The tale isn’t quite that simple, though. If you’re envisioning Dolley tearing the famous Gilbert Stuart portrait down as the Red Coats closed in and the curtains burned, well, that’s not quite what happened. Madison actually instructed an enslaved servant, 15-year-old Paul Jennings, to save the painting. “If not possible, destroy it: under no circumstance allow it to fall into the hands of the British,” she told him. The painting was 8 feet by 5 feet, so getting it off the wall was no easy task. With time running out, however, Jennings didn’t exactly have the luxury of carefully removing the frame from the wall and gently packing it away. Instead, he had to splinter the wood and cut the canvas out. It worked, and the painting was successfully smuggled out of the White House.

WikimediaCommons // Public Domain

All of that risk, all of that effort—and it turns out that the work was a mere copy. The original portrait of Washington—known as the Lansdowne portrait, because it was a gift for the Marquis of Lansdowne—was privately owned for decades. It’s believed that Stuart painted another three copies of this original work, and other artists painted more versions still to be hung in government offices across the country.

Some experts say the painting saved by Jennings on that chaotic night back in 1814 was one of these knock-offs. “The painting is not by Gilbert Stuart,” former National Portrait Gallery director Marvin Sadik told ARTnews in 1975.

Stuart himself didn’t do much to help clear up the matter. In 1802, he reportedly said, “I did not paint it, but I bargained for it.” His vague comment is open to interpretation: Some historians believe he was embarrassed by the quality of that particular copy and wasn’t too keen to claim it as his own. Others think that this copy was intended for (and already paid for by) Charles Pinckney, America's then-new minister to France. Stuart may have sold the painting to someone else, accepted a fee from both parties, then denied that he had anything to do with it in order to cover his tracks.

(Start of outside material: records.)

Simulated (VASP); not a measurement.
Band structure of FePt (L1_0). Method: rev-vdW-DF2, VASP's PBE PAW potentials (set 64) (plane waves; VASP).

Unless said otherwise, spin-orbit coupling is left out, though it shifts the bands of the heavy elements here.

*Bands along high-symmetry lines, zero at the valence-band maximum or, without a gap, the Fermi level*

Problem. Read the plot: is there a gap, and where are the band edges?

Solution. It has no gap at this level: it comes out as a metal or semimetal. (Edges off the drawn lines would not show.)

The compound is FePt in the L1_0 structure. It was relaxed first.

But whether the portrait saved by Dolley Madison and Paul Jennings was painted by Stuart’s hand or that of a lesser known artist, it was still just a copy of the original Lansdowne portrait. That original is usually on display at the National Portrait Gallery, not far from the version of the painting that was saved from the British—that copy is still displayed in the East Room of the White House. There’s one easy way to identify this particular iteration: The artist included a “typo” to set it apart from the others. If you look closely at the books by the table leg, you can see that one is titled The Constitution and Laws of the United Sates.